Posted by Allan S on Fri December 11, 2009 at 14h01
[These are notes from Allan Simon, rated 1545 (high of 1748).]

Juraj has written a good essay on exchanging, the main thrust of which is that novice and intermediate players do not exchange often enough, and when they do exchange, they don’t always exchange enough letters.

In principle, I agree with Juraj. But I have a couple of caveats:

1)Every rack is worth thinking about, at least briefly. At the October tournament I picked up AADIIKO, looked around briefly for a place for OIDIA – the only spot scored only 7 points and slotted the O in the triple lane, so I bemoaned my usual bad luck and announced “exchange six”, keeping an A. My hand wasn’t out of the bag when I saw I could have played AIKIDO for 50 points, still keeping my A!

Over the years, I can remember a few racks with III where I almost exchanged, and then found a bingo: INCISION vs. Albert and MILITIAS (from the M on the centre star!) vs. Siri.
If you have ALNSUUU, you might think of LUAU, UNAU or exchanging and overlook UNUSUAL.
So my tip #1 is : think for at least 15 seconds before exchanging.
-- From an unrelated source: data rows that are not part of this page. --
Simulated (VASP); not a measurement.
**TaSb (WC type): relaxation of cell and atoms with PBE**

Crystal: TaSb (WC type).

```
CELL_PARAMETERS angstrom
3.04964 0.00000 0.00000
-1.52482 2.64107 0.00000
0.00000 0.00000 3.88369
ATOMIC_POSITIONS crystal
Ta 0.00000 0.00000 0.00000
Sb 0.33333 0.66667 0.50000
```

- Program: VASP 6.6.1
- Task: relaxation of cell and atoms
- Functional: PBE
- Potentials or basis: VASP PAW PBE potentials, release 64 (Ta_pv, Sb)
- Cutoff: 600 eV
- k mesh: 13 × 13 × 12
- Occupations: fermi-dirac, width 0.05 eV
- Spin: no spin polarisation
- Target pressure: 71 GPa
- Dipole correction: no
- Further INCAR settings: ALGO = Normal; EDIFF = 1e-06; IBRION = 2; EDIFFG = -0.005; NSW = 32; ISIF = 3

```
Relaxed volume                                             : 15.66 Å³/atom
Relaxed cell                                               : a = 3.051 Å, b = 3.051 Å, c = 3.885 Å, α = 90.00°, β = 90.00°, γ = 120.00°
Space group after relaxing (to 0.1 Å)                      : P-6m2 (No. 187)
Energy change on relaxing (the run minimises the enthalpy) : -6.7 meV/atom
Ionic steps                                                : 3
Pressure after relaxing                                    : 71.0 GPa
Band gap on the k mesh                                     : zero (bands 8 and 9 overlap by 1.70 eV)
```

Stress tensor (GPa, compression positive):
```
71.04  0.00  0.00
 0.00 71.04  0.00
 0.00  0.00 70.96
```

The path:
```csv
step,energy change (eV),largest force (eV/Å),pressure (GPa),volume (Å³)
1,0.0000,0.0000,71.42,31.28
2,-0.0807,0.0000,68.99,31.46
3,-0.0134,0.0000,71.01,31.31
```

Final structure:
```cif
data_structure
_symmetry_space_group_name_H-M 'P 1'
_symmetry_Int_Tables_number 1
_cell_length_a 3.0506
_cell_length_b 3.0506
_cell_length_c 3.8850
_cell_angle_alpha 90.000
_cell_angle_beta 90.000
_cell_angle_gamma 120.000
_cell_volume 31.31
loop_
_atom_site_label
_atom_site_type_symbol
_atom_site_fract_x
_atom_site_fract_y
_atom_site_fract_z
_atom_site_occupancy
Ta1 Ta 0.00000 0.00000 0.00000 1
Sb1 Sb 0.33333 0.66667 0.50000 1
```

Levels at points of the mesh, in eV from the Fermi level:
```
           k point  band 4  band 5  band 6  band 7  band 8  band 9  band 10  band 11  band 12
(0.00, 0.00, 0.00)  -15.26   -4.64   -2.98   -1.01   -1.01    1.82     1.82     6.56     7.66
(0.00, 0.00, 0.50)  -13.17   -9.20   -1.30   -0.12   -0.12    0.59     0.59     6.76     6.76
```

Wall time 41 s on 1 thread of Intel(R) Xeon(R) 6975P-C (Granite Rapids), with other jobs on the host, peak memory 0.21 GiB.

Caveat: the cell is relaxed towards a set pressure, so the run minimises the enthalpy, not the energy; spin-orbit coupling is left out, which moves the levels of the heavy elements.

2)If you have lousy letters but they happen to make a decent score, make the play rather than exchange. Yesterday vs. Albert I picked up AIILQTY. He opened with DUD. Actually my crappy rack has reasonable synergy – I have QI, QAT and I can play QADI or QAID, at a couple of places. I however played QUALITY (for only 20 points if memory serves), to get rid of the ugly IY combo, and for turnover. On my next turn, I drew a blank, but otherwise more crap: IIPPTU? and Albert blocked my planned UPPITY. But PIU went down for 20 points, and the leave wasn’t bad. In fact I had a great draw and next I got down OPIATES for 85 points. I went on to win the game by 15 (including a 10-point time penalty vs Albert). I am not saying I played a particularly great game, but if I had exchanged with one of the early racks I probably would have lost.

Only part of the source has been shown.